Methods for estimating the upcrossings index: improvements and comparison

Abstract

The upcrossings index \(0\le \eta \le 1,\) as a measure of the degree of local dependence in the upcrossings of a high level by a stationary process, plays, together with the extremal index \(\theta ,\) an important role in extreme events modelling. For stationary processes, verifying a long range dependence condition, upcrossings of high thresholds in different blocks can be assumed asymptotically independent and therefore blocks estimators for the upcrossings index can be easily constructed using disjoint blocks. In this paper we focus on the estimation of the upcrossings index via the blocks method and properties such as consistency and asymptotic normality are studied. Besides this new estimation approach for this parameter, we also enlarge its family of runs estimators and improve estimation within this class by providing an empirical way of checking local dependence conditions that control the clustering of upcrossings. We compare the performance of a range of different estimators for \(\eta \) and illustrate the methods using simulated data and financial data.
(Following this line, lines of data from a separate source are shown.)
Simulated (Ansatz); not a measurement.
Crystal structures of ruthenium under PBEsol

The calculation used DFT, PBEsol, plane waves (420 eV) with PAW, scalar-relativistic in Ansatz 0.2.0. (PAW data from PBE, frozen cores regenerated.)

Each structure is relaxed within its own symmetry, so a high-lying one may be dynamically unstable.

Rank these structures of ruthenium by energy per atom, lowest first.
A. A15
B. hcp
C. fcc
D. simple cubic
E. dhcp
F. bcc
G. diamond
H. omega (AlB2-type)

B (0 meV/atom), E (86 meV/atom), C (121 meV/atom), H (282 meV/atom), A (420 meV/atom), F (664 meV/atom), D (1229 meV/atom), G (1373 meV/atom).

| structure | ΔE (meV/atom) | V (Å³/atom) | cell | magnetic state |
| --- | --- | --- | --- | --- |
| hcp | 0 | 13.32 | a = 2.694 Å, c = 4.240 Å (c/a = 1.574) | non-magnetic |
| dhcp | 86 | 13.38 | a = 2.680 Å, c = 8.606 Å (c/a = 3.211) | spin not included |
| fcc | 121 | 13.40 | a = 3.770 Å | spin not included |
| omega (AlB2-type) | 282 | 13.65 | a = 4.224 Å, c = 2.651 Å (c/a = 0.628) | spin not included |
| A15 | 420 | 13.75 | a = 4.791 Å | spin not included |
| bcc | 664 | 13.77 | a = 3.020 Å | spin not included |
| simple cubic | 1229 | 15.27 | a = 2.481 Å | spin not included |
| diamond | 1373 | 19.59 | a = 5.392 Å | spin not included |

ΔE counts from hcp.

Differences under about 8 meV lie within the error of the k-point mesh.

Appendix A: Proofs for section 2

1.1 Proof of Theorem 1

Let us consider the sample \(X_1,\ldots , X_{[n/c_n]},\) divided into \(k_n/c_n\) disjoint blocks. We can then apply the arguments used in Lemma 2.1 of Ferreira (2006) and conclude that

$$\begin{aligned} P(\widetilde{N}_{[n/c_n]}(v_n)=0)\sim P^{k_n/c_n}(\widetilde{N}_{r_n}(v_n)=0). \end{aligned}$$

(5.1)

Now, from the definition of the upcrossings index \(\eta \) we have \(P(\widetilde{N}_{[n/c_n]}(v_n)=0)\xrightarrow [n\rightarrow +\infty ]{} e^{-\eta \nu },\) hence applying logarithms on both sides of (5.1), (2.4) follows immediately.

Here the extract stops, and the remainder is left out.